Comment by anyfoo
13 hours ago
> Wi-Fi signal strength decreases at an exponential rate as you move further away from a router.
This is surprising to me. I'd have guessed it decreases quadratically (i.e. due to the inverse square law), not exponentially.
The paragraph below seems to contain an explanation, but I don't really understand it (namely because I don't know what that percentage "Coverage" column actually means, or what we mean with "the total distance at each QAM step").
So that table is using distance as a proxy for signal to noise ratio. SNR is what really matters.
Each data rate in the standard uses a different encoding technique. "Faster" encoding techniques cram more data into a given transmission interval but require a higher signal to noise ratio to be received without error. Since SNR declines with distance you can have a rough idea at what distance from a transmitter you will be able to receive at what data rate.

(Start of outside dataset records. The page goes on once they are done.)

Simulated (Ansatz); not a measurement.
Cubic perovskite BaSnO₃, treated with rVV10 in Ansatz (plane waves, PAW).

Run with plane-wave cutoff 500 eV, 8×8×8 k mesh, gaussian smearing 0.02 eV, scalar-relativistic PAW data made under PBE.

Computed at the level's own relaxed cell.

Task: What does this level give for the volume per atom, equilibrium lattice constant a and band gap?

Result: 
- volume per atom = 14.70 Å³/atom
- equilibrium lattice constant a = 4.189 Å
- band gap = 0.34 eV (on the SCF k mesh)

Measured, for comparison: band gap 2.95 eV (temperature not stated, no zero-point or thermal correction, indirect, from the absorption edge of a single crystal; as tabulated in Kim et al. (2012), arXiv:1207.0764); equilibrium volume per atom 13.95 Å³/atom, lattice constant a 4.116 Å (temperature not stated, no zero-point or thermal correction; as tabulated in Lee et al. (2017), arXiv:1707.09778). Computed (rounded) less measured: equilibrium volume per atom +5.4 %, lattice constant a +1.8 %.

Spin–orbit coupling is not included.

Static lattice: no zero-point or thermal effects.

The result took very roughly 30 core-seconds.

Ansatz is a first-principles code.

However, people and vendors focus far too much on maximum throughput. I've seen data showing that even in the best conditions, clients spend about 1% of their time transmitting or receiving at the highest data rates. Because they are dynamically adjusting the data rate based on the perceived SNR.
Individual clients' peak throughput also works against _aggregate_ throughput when talking about wireless networks with multiple users. If you have 100 clients, do you want one to be able to dominate the others or everyone get a more or less equal share? These peak speeds assume configurations that I would never deploy in practice, because they favour individual users and cripple aggregate throughput - things like 160 MHz wide channels.
But the sticker speed is what sells..
Do most clients do a constant throughput or do they do bursts? Because speed does matter a lot if it's burst (send 100MB to fill a buffer, then wait). The faster you fill whatever buffer, the faster you can let another client use the connection.
Correlated, but obviously bad code can really fuck with neighbors. And each client has an incentive to be greedy so users of that client get a better experience. So you fall back again to QOS for what you care about..
There are a lot of people who are the only ones using their Wi-Fi, so they probably don't care about the performance for anyone else
But this is the point. What your neighbour's are doing greatly affects the performance of your network.
If you have a good connection and are successfully able to transmit packets to your AP at 600Mbps, and your neighbour has a poor connection and is transmitting at 6Mbps to his AP at that moment, you literally have to wait ~100 times as long for a free medium before you can attempt to transmit. And that's for every single frame. Then you have to hope his client is well-behaved enough not to transmit while you are transmitting. Otherwise you end up having to wait again and retransmit anyway.
You might not notice this with only 2 clients. It might be the difference between a 80MBps and a 50MBps download for example. But it decays exponentially with the number of clients.
Did you check out "Appendix I: Wi-Fi signal strength vs distance"? Cheers!
yeah, it's pretty common to refer to x^2 as exponential colloquially since there's A. an exponent B. a single term for all values (vs. quadratic, cubic, quartic...)
But you're technically correct!
I'm actually not sure that they don't actually mean exponentially. There's something about not only increasing the distance, but potentially also the modulation (and thus the symbol rate) stepping down, which maybe in total causes the decline to be ~exponential? But it's not clear to me at all. That's why I ask, I have a hard time parsing it.
But then again, the sentence uses the term "signal strength", not "throughput", so that would suggest quadratically. But I guess "signal strength" could be meant colloquially and mean more than just the raw signal power received by the antenna, here.
It's all very fuzzy to me, as it stands.
Do you also think that f(x) = x^1 is exponential? How about f(x) = x^0?
Kind of irrelevant, because you could also ask "Do you also think that f(x) = x^1 is polynomial? How about f(x) = x^0?" The distinction was clearly between polynomial (specifically quadratic) and exponential, leaving those trivial cases out.
No. These are polynomials (in x).
https://en.wikipedia.org/wiki/Power_law
Because the variable is the base, not exponent.
I know what "exponentially" means, I know what "quadratically" means (and how it's not exponentially), and I know the inverse square law. Hence my question why the article claims "signal strength" decreases exponentially, when the raw power received by an antenna definitely decreases quadratically, not exponentially. That's just physics. But there might be some convoluted thing about stepping down symbol rate which affects throughput (which I guess could be colloquially called "signal strength" if I squint really hard) that I don't understand here.